The German government has expressed concerns that a revision in the pricing structure of locally-assembled cars will affect not just the investments made by German car companies operating here in Malaysia, but also Malaysia’s competitiveness against its neighbours.
Speaking at an interview with BFM radio yesterday, the German Ambassador to Malaysia His Excellency Nikolaus Graf Lambsdorff told BFM:
“German car companies have invested in Malaysia to assemble cars here in view of the Malaysian market but also in view of the ASEAN market, selling cars in neighbouring countries.
“Malaysia has no interest in damaging this idea or to make it more complicated. It doesn’t only affect German car makers, but also several much bigger Japanese and Korean car makers.”
When asked about the impact of the revised Open Market Value calculation that will increase the prices of locally-assembled cars, His Excellency said, “If the government would raise prices for domestic production of automobiles in Malaysia, I think it would be a mistake and of course it would make life for car makers a lot harder. They would lose their competitiveness here in Malaysia, but possibly also in neighbouring markets.”

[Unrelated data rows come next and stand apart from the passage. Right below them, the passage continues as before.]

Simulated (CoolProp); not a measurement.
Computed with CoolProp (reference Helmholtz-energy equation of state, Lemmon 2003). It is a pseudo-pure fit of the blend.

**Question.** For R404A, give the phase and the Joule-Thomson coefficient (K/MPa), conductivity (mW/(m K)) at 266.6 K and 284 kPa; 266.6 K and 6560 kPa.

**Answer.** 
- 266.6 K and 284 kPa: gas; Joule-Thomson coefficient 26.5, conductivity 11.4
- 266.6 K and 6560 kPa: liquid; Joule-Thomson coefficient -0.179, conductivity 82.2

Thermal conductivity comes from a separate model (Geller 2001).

However the ambassador added that the German embassy is not directly involved in any discussions on the matter with the Malaysian government.
“Typically German car makers would try talk to the government directly. That’s what German companies are used to, to fix their problems themselves.
“Luckily for me they only come to the embassy when they really have a problem and need political help, which hardly ever happens here in Malaysia but I know from talking to them, they have been in serious discussions, certainly with MIDA and MITI in the past three weeks.
“The idea has now been postponed, there will be more studies and the government has decided to take some time.”
Although the revised price structure affects only cars sold in Malaysia (obviously), it will have a knock-on effect on a plant's investments because as we have explained in a separate post - a manufacturing plant needs to operate above a certain minimum volume to make it viable and Malaysia's car market is just too small, especially once you consider that nearly 60 percent of our 600,000 cars per year market is dominated by Perodua and Proton.
An increase in prices will certainly dampen demand and the export market is unlikely to absorb the surplus, thus throwing a spanner into the business projections.
Earlier on 15-January, WapCar.my first broke the news that car prices would go up by 15 to 25 percent after Chinese New Year, following a hastily done decision by the Ministry of Finance to revise the way Open Market Value (OMV) – the base value on which a car’s excise duty is levied upon - of locally-assembled cars are calculated.
The new calculation method will include not just the cost to produce the car, but also other previously not included items like - distributor’s margins, employee salary and royalty payments (for intellectual property).
Minister of Finance Lim Guan Eng kept mum about the matter for a week, until 21-January when he denied that car prices are going up, saying that the matter is still not finalized.
Less than 24 hours later, on the morning of 22-January, the Ministry of Finance confirmed to the Malaysia Automotive Association that the new OMV calculation has been decided but its introduction will be postponed to 1-January 2021.
“Any increase in OTR prices would be fully absorbed or exempted by the MoF for this year and the difference in duties for past years will also be exempted,” said MAA President Datuk Aishah Ahmad, who added that prices will increase gradually starting 2021.
There are currently three German car companies assembling cars in Malaysia – Volkswagen, Mercedes-Benz, and BMW, with the last two also doing exports.
Mercedes-Benz Malaysia’s facility is located nearby, also within the DRB-Hicom land. It assembles the C-Class sedan (including AMG C43), GLC (including AMG GLC 43), GLC Coupe, E-Class, and S-Class (including S560e plug-in hybrid). It also assembles the left-hand drive C180 sedan for export to the Philippines.
BMW Group Malaysia has two facilities in Kulim, both located within the Berjaya-Sime Darby Motors jointly owned Inokom plant. The first is an engine assembly plant while the other is a vehicle assembly plant.
The vehicle assembly plant makes the 3 Series, 5 Series (including 530e plug-in hybrid), 6 Series Gran Turismo, 7-Series (including 740Le plug-in hybrid), X1, X3, and X4, as well as the MINI Countryman (including SE plug-in hybrid). It also makes the left-hand drive 520i for export to the Philippines.
Meanwhile, the engine assembly plant makes three engines - the B48 2.0-litre four-cylinder turbocharged for BMW 20i and 30i cars, plus MINI Cooper S cars, the B38 1.5-litre three-cylinder turbocharged petrol for the Countryman plug-in hybrid, and the B47 2.0-litre four-cylinder turbodiesel for export to the Philippines.